The news that Tesla will open up its proprietary Supercharging network to drivers of other electric vehicles is a hugely important development for the EV industry, but there are many questions about how the transition will be achieved. During the company’s Q2 earnings conference call, Elon Musk released some more details about Tesla’s plans (and took a little shot at another high-tech company that’s not known for opening up its networks).
“It is our goal to support the advent of sustainable energy,” Musk said. “It is not to create a walled garden and use that to bludgeon our competitors, which is sometimes used by some companies.” As reported by CNBC, Musk then did the old fake-throat-clearing routine and coughed, “Apple!”
Musk explained that non-Tesla EV owners will be able to use the Tesla smartphone app to manage and pay for their charging sessions: “We are thinking about a real simple thing where you just download the Tesla app, you go to the Supercharger, you just indicate which stall you are in, you plug in your car, even if it’s not a Tesla, and you just access the app to tell it, ‘turn on the stall that I’m in for how much electricity,’ and this should work for almost any manufacturer’s electric car.”

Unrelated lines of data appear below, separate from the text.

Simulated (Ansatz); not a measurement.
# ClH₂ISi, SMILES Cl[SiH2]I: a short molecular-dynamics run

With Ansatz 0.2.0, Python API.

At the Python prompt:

It’s a diabolically clever idea. What company has ever found a way to get its competitors’ customers to download its app? Given the ubiquity of the Supercharger network, non-Tesla drivers will have every incentive to sign up for an account, and once they do, they’ll get firsthand experience of how the Tesla ecosystem works, while giving Tesla access to their contact info.
The real beauty of the scheme is that it requires no buy-in from the other automakers. Tesla can easily make its Superchargers available to anyone with a CCS connector (it has already retrofitted CCS plugs to European Superchargers, and has now confirmed plans to make an adapter available in the US). Other EV-makers may not like the arrangement, but they can’t stop their customers from downloading the Tesla app.
Predictably, many current Tesla owners are against the move to open up (check out some of the nasty comments on Musk’s earlier tweet) and they do have a point. In some areas, both Supercharger and non-Tesla charging sites are already overcrowded. Musk confirmed that Tesla plans to introduce dynamic pricing at heavily-used stations in order to encourage shorter charging sessions.
Tesla’s motives may not be entirely altruistic. Opening up the Superchargers may not only be a way to lure some customers away from other brands—it may also unlock billions in government subsidies.
This certainly seems to be the case in Norway and in Sweden, where Tesla has been talking to local governments about taking advantage of incentives for which only charging stations that serve all EVs are eligible. Here in the US, the proposed Bipartisan Infrastructure Framework includes $7.5 billion in funding for a national charging network, and the administration has made it clear that only charging networks that are open to all EVs will be getting the goodies.